Epiphany Preaching

"Breakthrough" image by Sam Bald via Flickr; licensed under CC BY 2.0.


Every three years, when Year B rolls around in the lectionary, my podcast co-hosts and I inevitably have the same conversation about Mark’s version of Jesus’ baptism. Yes, we point out Mark’s use of the verb schizo, the “tearing apart” of the heavens, which is the same verb used for the temple curtain, with all of the connections and correlations you can make between baptism and crucifixion.  Yes, we talk about the second person singular address to Jesus from the heavens, affirming his identity. And yes, we also talk about our beloved professor and New Testament scholar, Donald Juel, who, for Rolf Jacobson, Matt Skinner and me, was, himself, an epiphany.

You know who those people are, or have been, in your life, right? Those people who show you a way to God that you had never seen before, never imagined before. Those people who shock you out of your theological shell, which, when that happens, has the same kind of effect as watching a great, big gaping hole appear in the firmament. Those people who tear through all of the theological and ecclesial crap that has been heaped on you over the years — often because of bad preaching and flat-out wrong interpretation of Scripture — and reveal to you the God who is for you.
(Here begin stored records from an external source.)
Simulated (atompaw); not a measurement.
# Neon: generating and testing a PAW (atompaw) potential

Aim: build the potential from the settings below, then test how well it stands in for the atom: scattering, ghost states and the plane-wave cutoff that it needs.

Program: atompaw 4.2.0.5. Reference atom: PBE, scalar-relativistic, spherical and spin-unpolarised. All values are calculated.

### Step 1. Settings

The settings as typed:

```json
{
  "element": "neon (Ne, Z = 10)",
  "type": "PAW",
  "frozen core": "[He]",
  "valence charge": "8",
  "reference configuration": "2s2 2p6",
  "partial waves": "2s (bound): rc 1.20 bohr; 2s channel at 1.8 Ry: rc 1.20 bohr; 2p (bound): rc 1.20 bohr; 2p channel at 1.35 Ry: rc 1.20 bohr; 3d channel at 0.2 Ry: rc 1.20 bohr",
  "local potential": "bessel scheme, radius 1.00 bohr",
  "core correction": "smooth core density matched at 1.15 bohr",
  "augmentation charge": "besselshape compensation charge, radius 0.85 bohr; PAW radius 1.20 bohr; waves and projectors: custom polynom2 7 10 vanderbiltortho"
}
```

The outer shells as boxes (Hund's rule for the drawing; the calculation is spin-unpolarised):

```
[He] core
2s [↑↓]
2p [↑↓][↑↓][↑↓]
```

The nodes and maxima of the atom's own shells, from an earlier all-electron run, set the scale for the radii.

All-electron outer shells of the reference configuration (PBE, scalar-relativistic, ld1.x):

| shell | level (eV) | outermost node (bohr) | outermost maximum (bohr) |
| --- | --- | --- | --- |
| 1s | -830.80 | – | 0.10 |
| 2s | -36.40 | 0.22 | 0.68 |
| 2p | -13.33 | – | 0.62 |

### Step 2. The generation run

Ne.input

Because the season of Epiphany is not just a series of epiphanic moments (you knew I had to use that term!) that reveal something about God, about Jesus. Epiphany reminds us that Jesus himself was an epiphany — the epiphany of God, for us. And this moment in Mark encapsulates this revelation. In other words, there’s more going on here than a version of the baptism of Jesus. And therefore, there needs to be more going on in our sermons this week than mere explanation of and justification for why we baptize in the Christian faith.

Lest we start sermonizing on the meaning of baptism, too quickly describing and thereby domesticating this sacrament, Mark reminds us that before baptism became the ritual it is now, it was first an epiphany — an appearance of God that we had never witnessed before. It was God ripping apart that which we thought could separate us from God so as to be with us and one of us. And it would be God splitting open the grave so that death would never, ever, be the end.

There is, of course, a lot more we could say about baptism, and we often do, but the baptism of Jesus in Mark suggests the first thing we should remember is that baptism is God’s epiphany. And, if that is the case, how we live into and out of our baptism should be shaped by this truth. Before we get too comfortable or complacent in claiming our baptismal identity, we would do well to note its charge — a charge to be an epiphany for others.

Our world needs more epiphanies — and not just the ones to which we point, name, or describe — but the epiphanies that we are willing to be. What if living out your baptism in the world was committed to being just that? To be the ones who tear apart the boundaries that try to keep God from whom God loves? Who tear apart the boundaries that inhibit others from experiencing God’s grace? Who tear apart the boundaries constructed to determine who is saved and who isn’t? Yes, the world needs more epiphanies — those of us ready to take on the responsibility of our baptism.

So, what if, at the start of this season of Epiphany and throughout the next weeks, you, Dear Working Preacher, decide to be one of those people? One of those preachers in whose proclamation people see and hear and feel God’s in-breaking into our world? One of those preachers in whose interpretation of Scripture becomes an actual experience of the Word made flesh? One of those preachers in whose proclamation people witness the tearing of the heavens once again?

One of those preachers who is committed to a kind of preaching that is not afraid to tear down and tear apart any and all separations or stipulations, boundaries or barriers, conditions or confines that prevent epiphanies of God. And one of those preachers with the courage to give witness to God’s epiphanies but also to show your people how they can be God’s epiphany to and for others.